H&M has been fined £32.1m (€35.3m) for the illegal surveillance of hundreds of employees, breaching GDPR legislation.

The company kept "excessive" records on the families, religions and illnesses of its workforce at its Nuremberg service centre, the German data protection watchdog found.

It is the second-largest fine a single company has faced under EU GDPR rules after French data regulator, CNIL, fined Google €50m for breaching the regulations.

H&M carried out the practice from at least 2014 while H&M management acquired "extensive recordings of the private-life circumstances" of employees, the data protection service said.

Members of staff would be invited to "Welcome Back Talks" after periods of sick leave or vacation, after which information was often recorded and digitally saved so that "up to 50 other managers throughout the company" could be made aware of the details.

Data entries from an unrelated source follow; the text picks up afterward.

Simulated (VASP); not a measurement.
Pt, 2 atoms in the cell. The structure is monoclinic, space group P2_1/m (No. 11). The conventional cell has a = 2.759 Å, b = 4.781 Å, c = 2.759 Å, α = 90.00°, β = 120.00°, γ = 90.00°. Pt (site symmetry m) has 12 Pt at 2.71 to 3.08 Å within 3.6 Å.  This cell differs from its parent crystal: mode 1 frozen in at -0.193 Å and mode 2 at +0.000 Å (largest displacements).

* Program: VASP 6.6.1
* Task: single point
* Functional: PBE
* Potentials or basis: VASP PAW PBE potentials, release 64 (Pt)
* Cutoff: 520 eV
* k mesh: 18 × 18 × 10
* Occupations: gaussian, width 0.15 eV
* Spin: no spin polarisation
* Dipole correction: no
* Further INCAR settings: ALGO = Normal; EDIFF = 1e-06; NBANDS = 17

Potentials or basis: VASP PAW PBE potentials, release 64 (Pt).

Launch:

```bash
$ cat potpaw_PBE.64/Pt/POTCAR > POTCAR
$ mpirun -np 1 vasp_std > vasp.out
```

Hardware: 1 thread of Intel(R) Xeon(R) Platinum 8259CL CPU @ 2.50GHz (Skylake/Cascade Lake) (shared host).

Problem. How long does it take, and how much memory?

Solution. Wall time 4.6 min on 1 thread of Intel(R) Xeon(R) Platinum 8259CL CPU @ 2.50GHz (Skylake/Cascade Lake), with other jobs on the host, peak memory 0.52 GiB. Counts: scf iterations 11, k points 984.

In a statement, the company said, "The incident revealed practices for processing employees' personal data that were not in line with H&M's guidelines and instructions."

"H&M takes full responsibility and wishes to make an unreserved apology to the employees at the service centre in Nuremberg."

The retailer said it has made managerial changes at the centre and carried out "additional training for leaders in relation to data privacy and labor law."

Workers who have been there for at least one month since May 2018 are to receive financial compensation, the company added, without disclosing how much they would be afforded.